MAE Department - PG Seminar - A statistical framework for the turbulent bubble breakup cascade in breaking surface waves
Breaking surface waves entrain air into the ocean and produce bubbles of a broad range of sizes. These waves are generated naturally and by seafaring vessels. Air entrainment and bubble generation have considerable impact on the transfer of moisture and air between the ocean and atmosphere, and thus numerous weather and climate processes. A primary mechanism for the generation of bubbles is the turbulent breakup cascade. A necessary condition for the presence of a cascade is locality in the interscale transfer of air from large to small bubble sizes. In other words, the statistics of bubble breakup at intermediate sizes should be largely independent of very large and very small bubbles. In this talk, I discuss the parallels we identified between the turbulent energy and bubble breakup cascades, and how we used them to motivate our technical definition of interscale locality for bubble breakup. Classical turbulence scaling laws are shown to be compatible with the notion of locality via a population balance analysis framework. In addition, I describe how we used ensembles of numerical simulations with structure-tracking algorithms to establish the presence of locality throughout the unsteady wave-breaking process. The proposed theoretical framework and numerical algorithms form a toolkit for detailed analysis of two-phase simulations and potentially general flow computations. In addition, locality in the mass transfer dynamics simplifies the development of subgrid-scale models for cost-effective large-eddy simulation of turbulent breakup in two-phase flows.

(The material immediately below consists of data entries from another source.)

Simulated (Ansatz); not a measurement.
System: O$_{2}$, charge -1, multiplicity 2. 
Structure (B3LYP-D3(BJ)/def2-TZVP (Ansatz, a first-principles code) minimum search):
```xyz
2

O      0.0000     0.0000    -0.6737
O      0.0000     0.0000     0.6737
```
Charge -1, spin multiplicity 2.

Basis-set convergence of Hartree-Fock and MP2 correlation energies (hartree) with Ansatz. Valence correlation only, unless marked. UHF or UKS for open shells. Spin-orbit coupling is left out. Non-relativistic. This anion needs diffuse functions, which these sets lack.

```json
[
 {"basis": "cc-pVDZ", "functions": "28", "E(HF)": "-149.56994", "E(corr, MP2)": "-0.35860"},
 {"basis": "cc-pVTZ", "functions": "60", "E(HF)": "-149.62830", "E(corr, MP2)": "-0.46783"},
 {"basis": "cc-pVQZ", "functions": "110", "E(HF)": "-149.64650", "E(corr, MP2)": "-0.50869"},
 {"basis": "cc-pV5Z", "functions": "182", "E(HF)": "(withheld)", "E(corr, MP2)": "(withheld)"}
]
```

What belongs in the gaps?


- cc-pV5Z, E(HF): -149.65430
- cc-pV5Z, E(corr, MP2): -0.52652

Ronald received his B.S. in Engineering with a minor in Energy Studies from the Massachusetts Institute of Technology in 2014, and his M.S. and Ph.D. in Mechanical Engineering from Stanford University in 2017 and 2021, respectively, where he investigated the turbulent bubble breakup cascade in oceanic breaking waves. His research interests are in developing physics-based models to accelerate scientific computing of energetic flows with multiphysics. Now with the Nonequilibrium Gas and Plasma Dynamics Laboratory at the University of Colorado, Ronald is working on simulations of electrosprays and pulsed plasmas for space propulsion and materials processing. He is also affiliated with the Agency for Science, Technology and Research in Singapore.